National Harbor: The Pentagon is reportedly weighing the benefits and risks of slashing 100 planes from the planned purchase of 2,443 Joint Strike Fighters.
Steve Burbage, Lockheed Martin’s executive vice president in charge of the JSF program, said at the Air Force Associaton’s annual conference that he wasn’t aware of any such discussions. Burbage repeated standard Lockheed warnings that cuts would slow the ramp-up to production rates where the company benefit from economies of scale.
My colleague Andrea Shalal-Esa, of Reuters, broke the story. Her story contained no details, such as which versions of the plane are on the chopping block. The easiest cut would be to the Air Force’s buy, which is far and away the largest at 1,763 planes. But Air Force Secretary Mike Donley fenced off the JSF from major cuts in his keynote speech this morning.
“With a fighter fleet now averaging 22 years old and with two decades of declining fighter force structure, modernizing our aging and smaller fighter force depends on the fifth generation capabilities of the Joint Strike Fighter. Simply put, there is no alternative to the F-35 program. It must succeed. Similarly, developing the Long Range Strike family of systems, including the new bomber, is essential to maintaining conventional long range strike capabilities into the future,” Donley said.
Those remarks, of course, do not rule out the Office of Secretary of Defense stuffing large JSF cuts down the services’ throats. I asked Donley after his speech this morning about hte likelihood of large cuts to the F-35 program, before news of the century cut broke. “The message today is that, at the strategic level this remains a cirical program for the U.S Air Force,” he said, noting that the service would “tweak” the program year by year.

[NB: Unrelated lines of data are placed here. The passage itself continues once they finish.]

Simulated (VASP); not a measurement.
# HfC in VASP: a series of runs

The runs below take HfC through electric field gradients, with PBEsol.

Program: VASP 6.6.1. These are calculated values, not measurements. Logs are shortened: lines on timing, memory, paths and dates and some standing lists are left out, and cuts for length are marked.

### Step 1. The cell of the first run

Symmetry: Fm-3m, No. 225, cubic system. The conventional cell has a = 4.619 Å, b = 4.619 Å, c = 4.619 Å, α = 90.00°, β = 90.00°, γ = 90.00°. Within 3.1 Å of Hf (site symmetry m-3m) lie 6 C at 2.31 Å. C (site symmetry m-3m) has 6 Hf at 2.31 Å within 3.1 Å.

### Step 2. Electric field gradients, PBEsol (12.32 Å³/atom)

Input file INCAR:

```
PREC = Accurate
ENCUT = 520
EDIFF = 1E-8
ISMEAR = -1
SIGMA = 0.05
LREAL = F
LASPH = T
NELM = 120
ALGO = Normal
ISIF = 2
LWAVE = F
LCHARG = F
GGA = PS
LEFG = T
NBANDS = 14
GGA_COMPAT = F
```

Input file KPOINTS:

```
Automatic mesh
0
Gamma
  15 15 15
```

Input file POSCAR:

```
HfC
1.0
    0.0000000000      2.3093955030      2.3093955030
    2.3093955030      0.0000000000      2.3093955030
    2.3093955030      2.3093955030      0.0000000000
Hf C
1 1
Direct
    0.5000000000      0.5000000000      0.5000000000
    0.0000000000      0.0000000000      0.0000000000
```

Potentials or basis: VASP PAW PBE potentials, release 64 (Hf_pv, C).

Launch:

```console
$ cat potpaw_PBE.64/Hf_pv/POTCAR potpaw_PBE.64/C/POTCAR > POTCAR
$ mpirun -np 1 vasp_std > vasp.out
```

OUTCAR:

In conversations with several industry sources here at AFA one thing became clear. Rumors about program cuts are everywhere. With the end result of the Super Committee’s decisions getting to the Pentagon just a few weeks before the budget is supposed to be released, it is unlikely large cuts will be made to the 2013 budget. They would be too difficult to plan and be terribly disruptive. Look for the big cuts to begin rolling in during 2014. Hopefully by then the U.S. economy will have begun to recover.